Just got hold of the Criterion Collection (CC) of one of my favourite trilogies—Infernal Affairs. I have had the original Blu-ray rips show up just fine in Infuse, so thought I’d use the new Smart Groups feature to add the CC edition to the same titles. But… that doesn’t seem to work as advertised.
Here’s what my folder structure looks like—
Infernal Affairs (2002)
> Extras
- folder.jpg
- Infernal Affairs (2002) {edition-1 The Criterion Collection}-poster.jpg
- Infernal Affairs (2002) {edition-1 The Criterion Collection}.mkv
- Infernal Affairs (2002) {edition-2 Theatrical Release}-poster.jpg
- Infernal Affairs (2002) {edition-2 Theatrical Release}.mkv
Infernal Affairs II (2003)
> Extras
- folder.jpg
- Infernal Affairs II (2003) {edition-1 The Criterion Collection}-poster.jpg
- Infernal Affairs II (2003) {edition-1 The Criterion Collection}.mkv
- Infernal Affairs II (2003) {edition-2 Theatrical Release}-poster.jpg
- Infernal Affairs II (2003) {edition-2 Theatrical Release}.mkv
Infernal Affairs III (2003)
> Extras
- folder.jpg
- Infernal Affairs III (2003) {edition-1 The Criterion Collection}-poster.jpg
- Infernal Affairs III (2003) {edition-1 The Criterion Collection}.mkv
- Infernal Affairs III (2003) {edition-2 Theatrical Release}-poster.jpg
- Infernal Affairs III (2003) {edition-2 Theatrical Release}.mkv
When I open Infuse (and I have waited for it to scan for changes), this is how it shows up—
I now see 2 entries for Infernal Affairs instead of the 3 that should show up (based on my folder structure). The 3rd Infernal Affairs poster you see at the end of that same row, is actually a file form the Extras folder (which is supposed to be ignored, but, well, that’s another battle). Anyways, there are actually couple of things wrong here.

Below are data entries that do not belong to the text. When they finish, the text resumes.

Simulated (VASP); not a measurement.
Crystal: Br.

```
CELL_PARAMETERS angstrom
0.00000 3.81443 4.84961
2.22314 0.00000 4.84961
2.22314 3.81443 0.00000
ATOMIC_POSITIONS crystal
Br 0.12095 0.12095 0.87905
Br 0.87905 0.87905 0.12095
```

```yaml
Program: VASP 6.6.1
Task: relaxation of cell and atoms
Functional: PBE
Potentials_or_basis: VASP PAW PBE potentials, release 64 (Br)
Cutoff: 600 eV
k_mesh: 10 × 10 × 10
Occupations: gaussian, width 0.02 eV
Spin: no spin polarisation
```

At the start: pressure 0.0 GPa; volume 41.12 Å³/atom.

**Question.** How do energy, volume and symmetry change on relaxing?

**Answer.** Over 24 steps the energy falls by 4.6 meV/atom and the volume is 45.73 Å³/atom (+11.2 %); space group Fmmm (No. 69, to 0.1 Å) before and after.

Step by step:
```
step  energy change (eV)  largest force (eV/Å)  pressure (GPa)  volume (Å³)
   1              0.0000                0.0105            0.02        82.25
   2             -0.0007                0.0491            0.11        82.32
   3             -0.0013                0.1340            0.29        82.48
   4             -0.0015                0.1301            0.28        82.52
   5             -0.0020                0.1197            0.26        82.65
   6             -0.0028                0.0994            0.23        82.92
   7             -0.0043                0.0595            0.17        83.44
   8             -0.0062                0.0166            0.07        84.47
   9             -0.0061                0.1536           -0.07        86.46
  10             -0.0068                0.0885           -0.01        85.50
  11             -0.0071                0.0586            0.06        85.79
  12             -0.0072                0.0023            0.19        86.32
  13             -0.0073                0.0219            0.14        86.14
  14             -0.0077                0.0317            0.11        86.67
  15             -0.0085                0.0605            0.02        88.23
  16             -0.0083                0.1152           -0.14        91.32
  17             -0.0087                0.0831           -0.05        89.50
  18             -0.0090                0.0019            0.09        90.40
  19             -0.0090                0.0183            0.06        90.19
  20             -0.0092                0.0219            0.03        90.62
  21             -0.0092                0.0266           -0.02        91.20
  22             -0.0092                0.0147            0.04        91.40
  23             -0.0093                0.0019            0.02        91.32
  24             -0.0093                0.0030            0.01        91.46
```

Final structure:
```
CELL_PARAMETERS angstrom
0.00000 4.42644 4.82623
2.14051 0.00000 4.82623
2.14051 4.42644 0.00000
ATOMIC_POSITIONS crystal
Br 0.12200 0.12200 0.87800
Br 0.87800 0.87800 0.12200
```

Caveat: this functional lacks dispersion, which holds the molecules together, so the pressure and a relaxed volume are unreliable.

Scrolling down to try and verify the file names, they seem right. But seem to be just getting scrapped wrongly. Infuse seems to think Infernal Affairs II and Infernal Affairs III are one and the same. They were released the same year (2003), but they are 2 different titles.
For whatever reason, the top result for ‘Infernal Affairs II’ on TMDB is Infernal Affairs III.
What you can do is use the Edit Metadata option to select the correct title for the 2 copies of II, or just swap the roman numerals in the filename to numbers.
EG
Infernal Affairs 3 (2003) {edition-1 The Criterion Collection}.mkv
The scraping algorithm has demonstrated difficulty properly identifying between similarly named titles when the only distinction between them are short words (or “words” as in the case of II vs III); and especially so when the titles wholly consist of a single short word. The algorithm by default fails to prioritize exact title matches over near-matches that include what ought to be exclusionary “extraneous” content (such as an additional I).
The reason this works is because TMDB users have previously identified the above issue and created alternative title entries to circumvent it.
Infuse relies on the top result as provided by TMDB for automatic matching. This is usually pretty reliable, but there are some edge cases like this where issues can come up.
You can see this on the TMDB site as well by searching for Infernal Affairs II.
Yes, I know. I wasn’t throwing blame at either of you (Firecore or TMDB). My presumption would be that TMDB controlled the search API and algorithm.
I’ve been posting screencaps of manual TMDB web site searches here for nearly two years; both when demonstrating this specific issue, and when helping other Infuse users here troubleshoot their own various scraping mismatch issues.
FWIW, the ‘scraping’ of names is done by Infuse. We filter out a bunch of irrelevant things that may be included in filenames and send the resulting title (with or without a year) to TMDB, and then we get a list of potential matches back.
Important distinction; and I appreciate the correction. In the previous post (and probably several others) I have used the term to refer to the whole process — both the parsing of users’ media files’ filenames to generate search queries for the TMDB API (scraping?), and Infuse’s assignment of metadata to users’ files based on the paring of those filenames with the top search result returned for the provided search terms by TMDB (matching?).
Which word would be best used to refer to the whole process?